Also on the Key's busy schedule, there's a tentative foreign film lineup running into early 1986: Upcoming titles include Krzysztof Zanussi's A Year of the Quiet Sun, Luc Besson's Subway, Percy Adlon's Sugarbaby and Akira Kurosawa's Ran. Call 965-4401 for details.

According to the Washington-based Motion Picture Information Service, the area's 10 top- grossing pictures for the week ending November 7 were, in descending order: A Nightmare on Elm Street 2: Freddy's Revenge (breaking wide on 21 screens); To Live and Die in L.A. (opening at 20 houses); Death Wish 3 (debuting on 17 screens); Jagged Edge (losing three houses to 15 in week five); Krush Groove (staying on 21 screens in its second week); Back to the Future (dropping three to 14 houses in its 18th week); Commando (moving from 24 to 22 screens in week five); Agnes of God (gaining another house, to nine, in its sixth week); After Hours (also adding a screen, to 10, in a month of release); and Re- Animator (holding steady at 12 houses in week two).

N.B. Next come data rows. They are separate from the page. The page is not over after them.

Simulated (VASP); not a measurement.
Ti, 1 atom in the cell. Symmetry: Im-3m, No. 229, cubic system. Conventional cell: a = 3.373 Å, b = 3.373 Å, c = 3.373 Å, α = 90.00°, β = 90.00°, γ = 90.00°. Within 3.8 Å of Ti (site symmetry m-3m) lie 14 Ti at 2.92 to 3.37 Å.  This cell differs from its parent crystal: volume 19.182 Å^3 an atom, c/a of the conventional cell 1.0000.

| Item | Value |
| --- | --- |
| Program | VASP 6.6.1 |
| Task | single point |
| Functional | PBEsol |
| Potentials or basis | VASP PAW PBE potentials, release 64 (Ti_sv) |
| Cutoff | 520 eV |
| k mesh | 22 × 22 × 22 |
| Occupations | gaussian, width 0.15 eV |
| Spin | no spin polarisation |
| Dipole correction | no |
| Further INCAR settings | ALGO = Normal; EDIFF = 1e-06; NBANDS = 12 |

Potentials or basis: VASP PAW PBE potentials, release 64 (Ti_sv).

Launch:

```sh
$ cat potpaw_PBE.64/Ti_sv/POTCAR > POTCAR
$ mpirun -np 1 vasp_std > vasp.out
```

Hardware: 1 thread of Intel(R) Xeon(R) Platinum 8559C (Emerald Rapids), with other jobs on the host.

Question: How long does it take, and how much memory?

New Line Cinema took in 18 percent of the local gross with "Nightmare," and the two other independent releases of the week ("Death Wish" and "Re-Animator") helped spark a surge that resulted in a 20 percent increase over last week's figures. Looks like despite the good eather, people are starting to go back to first-run movies again (even if it is to see slasher fare).